I had a conversation of sorts with a self proclaimed leader in project management theory. The approach to this "theory," is to define a set of differential equations that model the STATIC behavior of the parameters the project. Effort, Duration, Productivity. Things like that. Simple parameters by the way. Guess that's why its a theory.
The starting point - and the very quick ending point - is the discussion the project duration. This is a critical concept that bears restating as many times as it takes to get through. (Picture clipped from I Love Charts, via twopointsevenone).
The duration of a project is defined by the Critical Path of the assemblage of work comprising the activity network. This work can be Work Packages or Tasks.
The duration of the project is NOT, I repeat NOT defined as an end-to-end path through these activities.
The duration of the project is defined in the following notional way. It is defined as the path through the network of work activities, where the probabilistic duration of the schedule is created by the stochastic processes of each work activity. The STATIC critical path (that thing PMI talks about) is just notional.
There is use for the notional Critical Path. In our domain (space and defense) is serves as the Program Master Schedule. The PMS is used for high level briefings to Generals and senior procurement folks. But it is juts that "notional."
In reality - and all theories need to come in contact with reality if they are to be useful - this collection of activities are characterized by a probability distribution (show as the curve in the box) for each work element (a task or a Work Package). The reason these are probabilistic, is simple. The duration of any work effort,be it human or machine, is a random variable, with a Mean and a Standard Deviation. That's a simple minded definition. The actual description is the duration is defined by a Stochastic process. (A Stochastic process is a random processes that is non-deterministic. A system's subsequent state is determined both by the process's predictable actions and by a random element.)
When this probabilistic activity network is assessed in a static manner using the "Most Likely" duration. This is called the DETERMINISTIC schedule. The PROBABILISTIC schedule is composed of three points that make up the Probability Distribution Function (PDF). This is defined by the Most Likely and the variance from that Most Likely - the lower and upper bounds.
These three numbers - and there is a whole side bar topic on the estimating processes - are used on a Monte Carlo Simulator to create a set of numbers representing the Probability Distribution for the values that can be used to model the duration(s) for the work activities.
There is nothing STATIC about this approach. All schedules are DYNAMIC. All schedules are stochastic.

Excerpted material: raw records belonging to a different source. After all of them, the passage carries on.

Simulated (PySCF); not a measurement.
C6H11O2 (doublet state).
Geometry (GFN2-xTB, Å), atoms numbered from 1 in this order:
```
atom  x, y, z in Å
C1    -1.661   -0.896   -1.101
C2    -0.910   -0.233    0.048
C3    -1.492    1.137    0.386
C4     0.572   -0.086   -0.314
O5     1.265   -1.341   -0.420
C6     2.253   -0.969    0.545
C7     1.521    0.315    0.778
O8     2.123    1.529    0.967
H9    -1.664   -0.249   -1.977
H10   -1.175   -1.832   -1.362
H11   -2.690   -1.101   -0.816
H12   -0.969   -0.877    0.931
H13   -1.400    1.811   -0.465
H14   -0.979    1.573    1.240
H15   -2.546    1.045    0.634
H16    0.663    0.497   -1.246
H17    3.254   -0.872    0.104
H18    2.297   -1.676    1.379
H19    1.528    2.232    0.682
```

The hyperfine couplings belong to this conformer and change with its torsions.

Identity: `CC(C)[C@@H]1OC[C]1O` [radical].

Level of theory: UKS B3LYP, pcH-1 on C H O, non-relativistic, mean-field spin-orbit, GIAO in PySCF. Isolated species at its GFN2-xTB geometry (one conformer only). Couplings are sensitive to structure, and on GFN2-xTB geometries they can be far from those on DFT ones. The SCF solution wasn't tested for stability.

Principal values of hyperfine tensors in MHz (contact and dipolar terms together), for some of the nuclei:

A stochastic process is one whose behavior is non-deterministic, in that a system's subsequent state is determined both by the process's predictable actions and by a random element. Of course the random element is the duration of the work activity - for what every reason - and there are enough reasons to go around.
In the End
Forget the static view of projects. It is simply not true. It was never true. Forget defining the project duration as a end-to-end - the Period of Performance - when that period is defined in the absence of probabilistic activity network.
Forget speaking about work activities and the resulting project duration in the absence of the probabilistic understanding of the duration of the individual activities the resulting total duration.